In today’s post, we’ll take a look at common ways in which businesses are losing out when transacting internationally and will look at the importance of choosing the right business fx.
It’s beyond a cliche to even point this out now, but in the age of the internet the world is more interconnected than ever before in human history. All of us routinely stream TV shows made in Japan or Spain, we buy gadgets that are shipped to us from China and most of us have at least one Facebook friend situated on the other side of the world.
The advent of telecommunications and the internet has fundamentally changed the face of business forever too, allowing even the smallest, most humble of businesses to go global and trade with customers or suppliers internationally.
However, even though more and more business is now being done internationally, a lot of business owners still pay relatively little attention to how much transacting globally is really costing them. Sending and receiving monies to and from overseas recipients, and trading across currencies, carries a lot of hidden costs that can really eat into a businesses precious margins if they are not careful.
In this post, we will examine exactly what FX transactions are, how they work and why they may be costing businesses more than they realise.
What is Business FX?
Foreign Exchange (‘Forex’ or simply ‘FX’ if you are running short on letters) simply means trading one currency for another. All of us engage in FX trading whenever we go on vacation and change our money at the airport or whenever we buy something from a website based overseas (Alibaba or Wish being too prominent ones). In the age of digital products, it is becoming increasingly common to do a spot of FX trading whenever we buy an online course or a piece of software whenever the retailer is based in another country – even if you rely on Paypal, you are still FX trading and are still being charged for it.
The most common examples of business FX are businesses paying overseas suppliers and taking payments from international customers. For example, a craft brewery based in Denver may buy hops from Germany and then sell its finished beer to the market in the UK. Whenever they do this, they are sending or receiving international payments and changing currencines. Other examples include businesses that use offshoring who have to conduct payroll in another country and a very common example these days is businesses who use Indian based tech firms to supply their web support.
What Businesses Usually Get Wrong When Doing FX
The most common mistake that businesses make when doing any kind of FX is using their bank to make or receive a payment. Whenever an account holder (whether its business or private) uses their bank to make an overseas payment or receive money internationally, then their bank will charge them a transaction fee. This may be a set amount or it may be a percentage of the total amount. To offer some context, it is quite common for banks to charge transaction fees of $5 – $10 when handling international payments of just $100 – losing 5 – 10% everytime they make business payments abroad is simply not sustainable for a business.

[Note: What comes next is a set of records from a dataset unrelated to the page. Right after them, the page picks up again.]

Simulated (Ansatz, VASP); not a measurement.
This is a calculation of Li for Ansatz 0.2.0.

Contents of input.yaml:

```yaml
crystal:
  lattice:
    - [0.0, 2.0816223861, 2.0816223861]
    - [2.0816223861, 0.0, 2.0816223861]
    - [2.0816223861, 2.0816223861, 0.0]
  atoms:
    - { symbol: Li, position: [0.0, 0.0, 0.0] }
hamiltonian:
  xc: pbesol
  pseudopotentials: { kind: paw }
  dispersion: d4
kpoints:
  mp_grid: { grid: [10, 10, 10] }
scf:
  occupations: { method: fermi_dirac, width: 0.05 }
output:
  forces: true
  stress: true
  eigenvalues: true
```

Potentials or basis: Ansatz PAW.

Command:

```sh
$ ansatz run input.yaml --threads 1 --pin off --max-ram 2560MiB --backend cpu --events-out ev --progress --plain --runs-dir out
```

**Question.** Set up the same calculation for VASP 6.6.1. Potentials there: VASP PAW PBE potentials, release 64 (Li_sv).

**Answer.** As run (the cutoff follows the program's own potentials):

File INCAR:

Relying on banks also means that a business is at the mercy of fluctuations in the international exchange rates. If the USD declines against the Euro for example, then importing goods from Germany becomes more expensive; this could be catastrophic if a business is locked into a supply contract or is simply heavily reliant on one particular supplier.
These mistakes are all too common and cost businesses a lot of money. And the reason for these common mistakes is more often than not, a simple lack of knowledge. Even many astute business people do not really understand how FX works, and even the ones that do are not always sure what can be done to mitigate the costs. Another reason is that a lot of businesses are busy and do not have time to search for effective ways to handle FX – whilst losing $5 on a transaction is annoying, $5 is still not worth losing several hours trying to save.
However, there are actually some very effective, easy and quick ways which businesses can and should handle their FX and international business transfers needs. Let’s take a look at some of them.
Business FX Providers
Business Foreign Exchange providers are at their core, companies that specialise in buying and selling currencies to business. They make their profit by taking calculated risks on the global currency markets, buying a currency when it drops in value and then selling it on when it increases – much like stock brokers do with company shares.
However, FX providers also work with businesses and essentially act as a currency broker. If a business needs to buy a large amount of a certain currency or make a substantial international payment, then a business foreign exchange provider can help them to get a better exchange rate than the one typically available on the market.
Some Business FX’s also offer a “full service” whereby they will handle the currency exchange and then also take care of the international payment. They use their extensive networks to send a payment to the recipient without relying on the banks. In the example we gave earlier, our Denver based brewery could engage a Business FX provider to help them send €5000 to their German hops supplier – the FX provider would help them get the best rate on buying the Euro’s, and then send the monies to the hops supplier without levying a transaction fee like the bank would. Of course, the FX provider is not operating a charity and they are making their profit on the currency trade.
Forward contracts are when a business agrees to buy a certain foreign currency at a fixed rate. For example, a business may want to buy £10,000 over a 12 month period to pay a British supplier but does not want to be left at the mercy of fluctuations in the exchange market. They therefore enter into the Forward Contract and “lock in” the exchange rate.
Multi Currency Accounts
If a business regularly trades in a small number of different currencies, then a good option is to open a multi currency account. Multi currency accounts allow a business to hold a few different “pots” with various currencies such as Euros or Pounds in addition to their main USD balance. Again, this protects a business from changes in the currency markets. However, even multi currency account holders are still usually subject to transaction fees for making international payments.
So as we have seen, there are several ways in which a business can maximise FX to save costs and improve margins. With trading conditions being tougher than ever, entrepreneurs are looking for more ways to power through and save costs – therefore, it is perhaps little wonder that more and more businesses are now finally paying attention to FX and reaping the benefits.